Groening was the entertainment that evening, subjecting himself to questions from Tom Gammill, who draws a daily online comic strip, The Doozies, at GoComics.com and is also a comedy writer.
And now, by way of a cascading crescendo of Fine Art, here are some caricatures from my sketchbook (with marginal notes about their dubious accuracy) and one or two other artifacts by which we remember the occasion.
Afflicting the Comfortable and Comforting the Afflicted
“A political cartoonist is like a sheepdog,” Kevin “Kal” Kalaugher said: It isn’t his job to run up in front of the herd and get them to follow him. His job is to go behind the herd and nip them in the ass to induce them to go in the desired direction.
THE LATEST MANIFESTATION of Stephen Hess’s long love affair with editorial cartooning is entitled American Political Cartoons: the Evolution of a National Identity, 1754-2010 (204 7x9-inch landscape pages, b/w; Transaction paperback, $24.95). The book reprints exactly, page for page, an earlier, 1996 tome, Drawn and Quartered: The History of American Political Cartoons, which, like the present volume, is co-authored by Sandy Northrop. To this new edition, the authors have added a 39-page chapter, covering the years since the previous publication, 1997-2010.
Inside, 345 cartoons range across U.S. history from the time of the Founding Fathers through the election of Barack Obama. The book may be envisioned as an essay on political cartooning, the profession and its craft, bracketing a history of political cartooning in America. The first chapter, repeating the previous edition verbatim, talks generally about the social and political role of the editorial cartoon; the “conclusion” to this essay comes at the end of the book, on the last couple pages:
“The political cartoon is the embodiment of the American form of government. Democracy is fed by encouraging a free forum for discussion. Wrote historian Larry Mintz: ‘It takes a confident and aggressive society to consider its most serious problems and reduce them to jokes. It involves a willingness to consider the stupidities and errors of one’s environment as less threatening—as, in fact, survivable.’”
This passage makes explicit the connection between editorial cartooning and the “national identity” of the title; the evolution is implicit in the pages of cartoons.
In between the first chapter and the last, we have examples of how political cartoons have responded to and recorded our history. Reviewing the book in The Hill, Erika Niedowski describes how this is accomplished, for example, during the Civil Rights fights: “While they spoke out on the New Deal and Vietnam, cartoonists were far less vocal during the civil rights era. In the decade after the Supreme Court’s landmark Brown v. Board of Education ruling, Hess and Northrop write, most cartoonists probed little and took no grand moral stand.

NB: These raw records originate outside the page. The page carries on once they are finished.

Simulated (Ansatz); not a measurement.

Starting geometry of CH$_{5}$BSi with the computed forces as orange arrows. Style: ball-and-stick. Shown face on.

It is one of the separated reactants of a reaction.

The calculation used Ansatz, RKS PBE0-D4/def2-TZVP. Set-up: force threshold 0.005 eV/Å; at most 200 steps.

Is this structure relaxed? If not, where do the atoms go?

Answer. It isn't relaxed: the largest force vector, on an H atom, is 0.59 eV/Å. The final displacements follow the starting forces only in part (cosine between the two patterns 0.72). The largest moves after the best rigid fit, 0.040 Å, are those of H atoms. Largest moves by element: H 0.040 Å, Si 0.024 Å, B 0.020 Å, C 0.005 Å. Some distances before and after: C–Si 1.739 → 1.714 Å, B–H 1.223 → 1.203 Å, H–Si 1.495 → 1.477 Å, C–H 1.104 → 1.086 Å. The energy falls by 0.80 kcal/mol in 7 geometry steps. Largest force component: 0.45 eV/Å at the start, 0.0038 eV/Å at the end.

“Interestingly,” she continues, “there are virtually no images of Martin Luther King jr., Malcolm X and other black leaders to be found because of acute sensitivities to caricaturing African Americans. Northrop says it wasn’t until the Rev. Jesse Jackson ran for president in 1980 that that changed. If you could have some fun with a former peanut farmer (Jimmy Carter) and a star of the silver screen (Ronald Reagan), Jackson was fair game, too.”
Hess has been surveying this landscape for a long time. Writing in the History News Network (hnn.us), Hess confesses: “I fell in love by accident. It was 1959 and I was writing a book with my mentor from Johns Hopkins, Malcolm Moos. It would be called Hats in the Ring: The Making of Presidential Candidates. The problem was that it was too thin for the price Random House wished to charge. It needed padding. So off I went to the Library of Congress to find filler. There I met curator Milton Kaplan, who opened my eyes to the vast resources of the prints and photographs collections.”
With eyes wide open, Hess saw: “Ben Franklin was the first American cartoonist! Paul Revere drew cartoons when colonists couldn’t afford to buy his silverware! Currier & Ives cartooned contentedly for competing sides in any dispute, including slavery! There were the cartoonists in combat with the bosses. Thomas Nast vs. William Tweed. Homer Davenport vs. Mark Hanna. Plus the presidents who must have been created especially for cartoonist’s pen: Abe Lincoln and Teddy Roosevelt.”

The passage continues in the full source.